Goren Bridge Society

A difficult extraction

Many players holding the South hand would rush into Blackwood after partner’s strong raise. They would end up at the five-level missing three aces. This South was a wily veteran who had been down this road before. Instead of Blackwood, he used a sequence that commanded North to cuebid a red ace at the four level if he had one. Good bidding, as even 10 tricks would be a challenge.

The opening heart lead went to the jack and queen. East tried to cash the ace of hearts, but South ruffed and led the king of spades. East chose to duck. It was tempting to try to reach dummy with a club ruff. South would make an overtrick if East had three or more clubs. East, however, was known to have started with three spades and at least five hearts, so South did not want to risk playing him for three clubs.

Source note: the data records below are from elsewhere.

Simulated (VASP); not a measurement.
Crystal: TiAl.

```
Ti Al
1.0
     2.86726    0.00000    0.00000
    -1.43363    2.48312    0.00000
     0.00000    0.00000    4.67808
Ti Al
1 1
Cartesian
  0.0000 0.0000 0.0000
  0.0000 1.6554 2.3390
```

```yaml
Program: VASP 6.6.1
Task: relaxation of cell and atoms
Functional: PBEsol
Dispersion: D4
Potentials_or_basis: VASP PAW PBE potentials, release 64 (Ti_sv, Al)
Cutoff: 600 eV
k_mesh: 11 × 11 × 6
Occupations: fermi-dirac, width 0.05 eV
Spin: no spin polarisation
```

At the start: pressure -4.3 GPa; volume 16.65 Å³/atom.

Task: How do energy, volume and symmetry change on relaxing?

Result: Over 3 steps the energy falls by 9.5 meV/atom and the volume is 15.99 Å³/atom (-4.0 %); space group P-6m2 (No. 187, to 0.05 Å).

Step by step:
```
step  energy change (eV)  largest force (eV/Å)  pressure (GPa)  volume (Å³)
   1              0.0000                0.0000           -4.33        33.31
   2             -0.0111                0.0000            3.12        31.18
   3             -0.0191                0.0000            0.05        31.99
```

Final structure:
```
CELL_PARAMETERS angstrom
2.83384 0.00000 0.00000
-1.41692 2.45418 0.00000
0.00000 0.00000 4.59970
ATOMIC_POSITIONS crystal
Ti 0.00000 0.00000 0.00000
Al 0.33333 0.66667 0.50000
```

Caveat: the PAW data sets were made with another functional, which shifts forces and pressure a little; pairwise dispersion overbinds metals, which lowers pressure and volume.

Instead, South tried for the “Dentist’s Coup.” He cashed two high clubs, extracting two clubs from East, and exited with a diamond. East won with his ace, but he could not prevent dummy from gaining the lead in order to lead a spade toward the queen. Sharp-eyed readers will note that East could have done better by executing a “Dentist’s Coup” of his own. East should have won the king of spades with the ace, cashed the ace of diamonds, and exited with a club. Too hard? South was known to have six spades and one heart, and he had bid clubs twice in the auction. Hard maybe, but not too hard.